The Tropic of Capsicum 

Story by Dave Choo
Photos by Matt Mallams

A little more than three years ago, Tim and Summer Parsons planted a handful of jalapeños in their backyard, part of a lesson in organic gardening for their three kids. The family lives on a half-acre of ag land in Kihei, home to a couple of massive mango trees, a chicken coop and a goat named Billy, so Gardening 101 was likely to be an easy A for the Parsons kids. Even so, what happened surprised everyone. It might have been the all-natural fertilizer provided by the dozen or so chickens or the worms in the family’s worm farm, or maybe it was Kihei’s abundant sunshine. Whatever the reason, the jalapeños went ballistic.

“We ended up with thousands of peppers, so I chopped them up, made a sauce and poured it into old shoyu bottles,” says Tim. “I took it to parties and people loved it. Pretty soon I had to start buying peppers from other farmers to meet the demand.”

The Maui-born-and-raised graphic designer tested the market at local swap meets and sent samples to food people. The response was overwhelmingly positive, so he took the plunge and named his company Adoboloco, after an adobo recipe blog he’d started years before. He created new sauces made with Hawaiian and Thai chili peppers, habaneros, incendiary ghost peppers and the volcanic Trinidad Moruga Scorpion pepper, the world’s hottest. His simple recipe (apple cider vinegar, sea salt, garlic and chilies) has earned Adoboloco a devoted following. Mainlanders appreciate Tim’s insistence on using only organic and locally sourced ingredients. Old-school locals like Adoboloco’s flavor profile— it’s similar to Hawaiian chili pepper water, a condiment that was once as omnipresent on Island tables as salt and pepper. Like chili pepper water, Adoboloco sauces are tart with plenty of heat, but the burn dissipates quickly, yielding to the flavor of the food. “It’s all about enhancing flavors,” says Summer, “not overwhelming them.”
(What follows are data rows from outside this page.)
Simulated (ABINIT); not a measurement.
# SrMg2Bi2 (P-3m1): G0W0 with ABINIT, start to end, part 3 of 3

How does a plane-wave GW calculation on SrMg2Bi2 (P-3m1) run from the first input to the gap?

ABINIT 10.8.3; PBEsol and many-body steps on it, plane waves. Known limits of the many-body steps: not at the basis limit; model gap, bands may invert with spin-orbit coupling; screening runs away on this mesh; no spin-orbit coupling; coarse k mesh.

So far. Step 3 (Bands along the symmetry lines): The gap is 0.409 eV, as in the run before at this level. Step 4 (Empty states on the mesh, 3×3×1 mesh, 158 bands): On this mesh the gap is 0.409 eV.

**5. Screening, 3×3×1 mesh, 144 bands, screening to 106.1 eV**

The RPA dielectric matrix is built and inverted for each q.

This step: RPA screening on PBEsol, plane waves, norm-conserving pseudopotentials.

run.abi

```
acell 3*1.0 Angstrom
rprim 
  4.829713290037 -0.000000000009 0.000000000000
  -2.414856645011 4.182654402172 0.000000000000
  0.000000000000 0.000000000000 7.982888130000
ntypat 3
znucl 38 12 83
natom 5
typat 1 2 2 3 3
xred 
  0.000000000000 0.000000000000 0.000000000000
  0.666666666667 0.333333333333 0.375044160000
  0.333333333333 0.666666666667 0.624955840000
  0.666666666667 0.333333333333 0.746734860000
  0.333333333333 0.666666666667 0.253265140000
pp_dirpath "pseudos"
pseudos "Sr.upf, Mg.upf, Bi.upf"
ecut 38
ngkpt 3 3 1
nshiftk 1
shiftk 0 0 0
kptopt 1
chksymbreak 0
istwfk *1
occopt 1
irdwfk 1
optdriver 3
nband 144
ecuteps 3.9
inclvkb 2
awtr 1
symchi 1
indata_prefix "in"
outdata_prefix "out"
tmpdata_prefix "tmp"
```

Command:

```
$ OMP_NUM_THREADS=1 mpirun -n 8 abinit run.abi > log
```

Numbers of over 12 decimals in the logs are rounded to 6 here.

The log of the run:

I tour the Parsons’ pepper garden on a sunny October morning. Earlier I had met the family for breakfast at a nearby restaurant where I sampled several Adoboloco sauces over one of my favorite hot saucecompatible foods, corned beef hash with over-easy eggs. I really wanted to try their Hawaiian sauce, but the restaurant was out of it. Tim says that there’s a perennial shortage of Hawaiian sauce because there is a perennial shortage of its main ingredient: the Hawaiian chili pepper, a tiny dynamo growing in kitchen gardens and even wild throughout the Islands.

Tim’s trying to make up for the shortage by breeding his Hawaiian chili pepper plants to grow larger chilies. He’s been propagating seed from the largest chilies; those plants are now producing chilies that are about two and a half inches long, substantially larger than a standard Hawaiian chili. It’s his first crop and it’s not ripe, so he doesn’t yet know whether a bigger fruit comes at the expense of flavor or heat. As it stands, though, the Parsons’ backyard garden can’t keep up with the business, so Tim’s moved his chili growing operations to nearby Waihe‘e. He’s also working with a Big Island farmer to meet his pepper needs — all except for the Hawaiian chilies, which he’ll have to grow himself.

“No one grows them on a large scale that I know of,” says Tim. “They’re small so the labor costs are high. If you’re using a few for cooking, you don’t mind paying a premium price. But if you’re using them commercially, it can get expensive very fast.” According to Tim, it’s the high price —not changing tastes — that has led to the disappearance of chili pepper water from local cuisine. But if his jumbo pepper packs a strong enough punch, he’ll send the seeds over to his grower on the Big Island, and just maybe a much-loved Island flavor will be reborn. As hot as his sauces can be, his Hawaiian sauce is more about honoring tradition than blowing off heads.

“In Hawai‘i it’s more than just heat,” says Tim, cradling one of his oversize beauties. “It’s about the food. It’s always been about the food.”